Although celestial imaging is one of the keystones in the professional astronomy, it is also very accessible to today's amateurs, even with modest equipment. Astrophotography has rapidly flourished in the past two decades with the development of electronic imaging sensors. Today, having a DSLR and a simple telescope or even just a DSLR it is possible to record some really spectacular stellar views. Some of these records can even be used for scientific purposes. More advanced techniques can utilize specialized cooled cameras, motorised telescopes, colour filters and even online access to remote semi-professional observatories' telescopes. In this section we would like to share some of our astro imaging projects.
An important note - all images here were captured on to sensitive electronic sensors using specialized methodologies, the actual humans eye's view through a telescope's eyepiece will have much less size, detail and colour.

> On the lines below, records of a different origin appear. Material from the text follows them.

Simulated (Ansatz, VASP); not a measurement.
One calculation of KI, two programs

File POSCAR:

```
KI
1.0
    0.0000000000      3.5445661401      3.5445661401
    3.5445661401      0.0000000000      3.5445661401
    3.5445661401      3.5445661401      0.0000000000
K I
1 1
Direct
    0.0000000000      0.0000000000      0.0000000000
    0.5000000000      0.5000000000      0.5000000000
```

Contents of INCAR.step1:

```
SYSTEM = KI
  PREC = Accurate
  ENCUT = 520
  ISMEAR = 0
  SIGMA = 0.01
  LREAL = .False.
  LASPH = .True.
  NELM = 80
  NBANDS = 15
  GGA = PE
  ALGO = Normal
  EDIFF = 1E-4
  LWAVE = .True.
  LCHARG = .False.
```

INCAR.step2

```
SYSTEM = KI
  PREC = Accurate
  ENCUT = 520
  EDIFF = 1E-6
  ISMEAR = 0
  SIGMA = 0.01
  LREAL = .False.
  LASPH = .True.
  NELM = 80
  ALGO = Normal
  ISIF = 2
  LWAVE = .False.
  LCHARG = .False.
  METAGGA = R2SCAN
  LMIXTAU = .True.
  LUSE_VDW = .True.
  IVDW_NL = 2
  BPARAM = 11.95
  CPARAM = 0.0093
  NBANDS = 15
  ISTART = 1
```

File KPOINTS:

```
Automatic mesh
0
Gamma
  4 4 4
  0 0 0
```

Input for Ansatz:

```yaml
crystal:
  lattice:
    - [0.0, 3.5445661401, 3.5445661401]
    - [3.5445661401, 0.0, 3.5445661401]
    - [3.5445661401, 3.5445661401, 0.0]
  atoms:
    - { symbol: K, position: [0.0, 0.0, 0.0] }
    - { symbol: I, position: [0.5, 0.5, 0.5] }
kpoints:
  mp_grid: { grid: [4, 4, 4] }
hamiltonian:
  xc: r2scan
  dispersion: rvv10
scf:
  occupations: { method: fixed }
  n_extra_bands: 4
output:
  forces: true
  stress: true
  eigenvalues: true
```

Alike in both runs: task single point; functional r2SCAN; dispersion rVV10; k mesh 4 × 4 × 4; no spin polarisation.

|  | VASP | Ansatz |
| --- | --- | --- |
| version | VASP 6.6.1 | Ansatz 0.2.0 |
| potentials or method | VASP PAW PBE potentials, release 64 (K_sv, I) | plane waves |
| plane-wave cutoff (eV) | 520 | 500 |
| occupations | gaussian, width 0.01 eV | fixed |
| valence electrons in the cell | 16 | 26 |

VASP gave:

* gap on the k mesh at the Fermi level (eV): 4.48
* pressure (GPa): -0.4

M42 Great Orion Nebula - was taken on 2017-Dec-18 using Nikon D800 DSLR, connected to a motorised Celestron C6R refractor telescope with 150mm aperture. The M42 nebula takes most of the image centre. The nebulosity at the upper left hand corner is the so called "Running Man" M43 nebula.
The Pinwheel Galaxy M101 - captured 2019-Mar-28 using Celestron C6R refractor and Nikon D800. 10x 90 second exposures were taken.
The Cigar (far left), The Bode (center) and The Garland (bottom right) galaxies - captured 2020-Jan-17
The Andromeda Galaxy M31 - captured 2019-Feb-26 using Celestron C6R refractor and Nikon D800.
M13 Great Cluster in Hercules - most spectacular globular star cluster in Northern Hemisphere. One of the oldest objects in our galaxy.
Captured using Celestron C6R 150/1200mm refractor and Nikon D800 camera. 27x 40 second exposures were taken on 2018-Apr-19
The above images are examples of Deep Sky Objects (a celestial objects which are not a part of our Solar System). Such images are normally taken with a camera connected to a prime focus of a motorised telescope, using several long exposures and stacking these individual exposures in to a final image at the post-processing stage. Such approach allows better signal to noise ratio and allows to pull out very weak matters, invisible to the human eye.
The next images are presenting some of our Solar System planets captured through a small to average refractor telescopes. The methodology of Solar System imaging is quite different from capturing DSOs - instead of using long exposures and multi-frames' stacking video recording is used, capturing hundreds or thousands of relatively short exposure frames and stacking them afterwards. The idea behind is to fight our planet's athmosphere (which is often very turbulent) to get as much detail as possible. By capturing so many frames there is a chance to find a clear "window", signal to noise ratio is important as well.
From left to right - Venus, Mars, Jupiter and Saturn. The planets were captured in 2016-2017 using 80mm, 90mm and 150mm (Saturn) aperture refractors.
Wider view of Jupiter with some of its moons - Io, Ganimede and Europe.
Animation, made of 3 images, representing the rotation of Mars.
Captured during 2016 Mars opposition on a 90mm refractor.
Rotation of Jupiter, five frames taken within 40 minutes timespan
Although the Earth's Moon can be considered as an easy target, that is not always the case.
To capture the Moon as a high resolution, detailed surface could take a significant effort.
Normally, a series of frames taken to cover a whole surface and then processed in to a single image.
The example of a single frame, taken at another session on 2018-Jan-29
The craters Aristarchus (center, 40km diameter) and Herodotus (immediate left, 35km diameter). The image was taken on a Celestron C6R 150mm refractor.